Friday, June 24, 2022 | 11:45 AM EDT - 12:15 PM EDT
Zoom Interview | Philip Alston, Thomas Kellogg
The U.N. High Commissioner for Human Rights Michelle Bachelet visited China, including Xinjiang, in late May 2022, the first visit to China of a U.N. high commissioner since 2005. On May 28 she issued an official statement saying that she had met with a range of central and provincial level officials in Beijing and Guangzhou, as well as with local officials, civil society representatives, academics, and religious leaders in Urumqi and Kashgar. She described her visit as “an opportunity to hold direct discussions… on human rights,” but not an investigation. The visit was criticized for offering a propaganda victory to Beijing while failing to condemn policies on Uyghurs and other Muslim minorities in Xinjiang.

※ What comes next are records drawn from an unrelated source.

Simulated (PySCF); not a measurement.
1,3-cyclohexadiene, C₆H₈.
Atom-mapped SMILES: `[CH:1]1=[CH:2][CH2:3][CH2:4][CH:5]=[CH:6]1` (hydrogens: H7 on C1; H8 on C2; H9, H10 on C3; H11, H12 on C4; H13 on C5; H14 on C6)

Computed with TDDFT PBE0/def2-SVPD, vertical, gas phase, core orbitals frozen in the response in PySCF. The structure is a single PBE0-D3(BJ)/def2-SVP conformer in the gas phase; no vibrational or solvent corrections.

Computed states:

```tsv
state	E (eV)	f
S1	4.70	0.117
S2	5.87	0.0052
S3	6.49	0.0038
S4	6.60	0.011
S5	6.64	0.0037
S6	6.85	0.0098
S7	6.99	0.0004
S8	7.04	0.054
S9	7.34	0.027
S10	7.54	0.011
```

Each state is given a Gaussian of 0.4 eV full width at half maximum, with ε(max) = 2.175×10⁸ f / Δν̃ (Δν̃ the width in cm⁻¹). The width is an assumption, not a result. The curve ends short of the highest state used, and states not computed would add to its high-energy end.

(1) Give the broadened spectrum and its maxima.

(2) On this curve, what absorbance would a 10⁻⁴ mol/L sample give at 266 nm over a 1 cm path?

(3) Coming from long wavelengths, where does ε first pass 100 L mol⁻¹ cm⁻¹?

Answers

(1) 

In an interview conducted on June 24, 2022, John Norton Pomeroy Professor of Law at New York University Philip Alston discusses what the visit did and did not achieve in a conversation with Thomas Kellogg.
Philip Alston is John Norton Pomeroy Professor of Law at the New York University Law School. He was U.N. Special Rapporteur on extreme poverty and human rights (2014-2020), and undertook a country visit to China in 2017. Other U.N. capacities include: special rapporteur on extrajudicial executions (2004-10), chairperson of the UN Committee on Economic, Social and Cultural Rights (1991-98), independent expert on reform of the U.N. human rights treaty body system (1989-97), and special advisor to the U.N. High Commissioner for Human Rights on the Millennium Development Goals (2004-07). He was also a member of the U.N. Security Council Commission of Inquiry on the Central African Republic, and of the Independent International Commission on Kyrgyzstan.
Professor Alston received degrees in law and economics in Australia and a JSD from Berkeley.
Thomas E. Kellogg is executive director of the Georgetown Center for Asian Law, where he oversees programs related to law and governance in Asia. He is a scholar of legal reform in China, Chinese constitutionalism, and China’s approach to international law.
Professor Kellogg has written widely on law and politics in China, U.S.-China relations, and Asian geopolitics. He has also lectured on Chinese law and politics at a number of universities in the United States, China, and Europe. He has taught courses on Chinese law at Columbia, Fordham, and Yale Law Schools. A member of the National Committee’s Public Intellectuals Program and track II dialogue on human rights and the rule of law, he holds degrees from Harvard Law School and Hamilton College.